It’s hard to believe that readers like Shakespeare paid much attention to the allegedly virtuous lessons in Metamorphoses, but an unearned reputation for morality allowed this sexually explicit and thematically disturbing work to remain in active use in classrooms, universities and among general readers. It’s possible Shakespeare owned his own copy from a young age: a Latin edition of 1502, printed in Venice, survives in the Bodleian Library in Oxford with the frustratingly vague signature ‘Wm She’ and the unverifiable assertion, dated 1682, that ‘this little book of Ovid was given to me by W. Hall who said it was once Will Shakespeare’s’ (perhaps the inscription represents a bequest within the wider family of William’s future son-in-law, John Hall).
‘An unearned reputation for morality allowed this [Metamorphoses] sexually explicit and thematically disturbing work to remain in active use in classrooms, universities and among general readers’
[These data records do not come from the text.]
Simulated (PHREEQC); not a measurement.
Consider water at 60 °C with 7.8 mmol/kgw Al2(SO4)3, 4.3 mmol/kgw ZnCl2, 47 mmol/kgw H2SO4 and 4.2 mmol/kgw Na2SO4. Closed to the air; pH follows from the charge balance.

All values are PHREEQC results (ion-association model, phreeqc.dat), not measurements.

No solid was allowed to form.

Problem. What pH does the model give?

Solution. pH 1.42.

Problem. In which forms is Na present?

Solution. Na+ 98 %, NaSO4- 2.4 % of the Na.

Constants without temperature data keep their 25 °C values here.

Ovid’s polymorphous imagination made a strong impression on Shakespeare. The story of Philomel and Tereus (Book 6) reappeared in his early tragedy Titus Andronicus (c. 1589), written in part-collaboration with George Peele: the savage cycle of deception, rape, dismemberment, and retributory cannibalism that makes the play so disturbing is lifted wholesale from Ovid. Pyramus and Thisbe, one of the inspirations for Romeo and Juliet and the source for the mechanicals’ play before the Athenian court in A Midsummer Night’s Dream, appear in Book 4. Venus and Adonis, the subjects of his first published poetry, have their unhappy history relayed in Book 10. Even in the last years of his career, Metamorphoses was a touchstone: in Cymbeline, Imogen is reading her copy in bed in the moments before her privacy is invaded by the malign Iachimo.
As Metamorphoses hits the Sam Wanamaker Playhouse stage in a new version by writers-in-residence Sami Ibrahim, Laura Lomas and Sabrina Mahfouz, we’re continuing a very long tradition of reinterpreting, challenging, and writing back to one of the world’s most compellingly provocative works.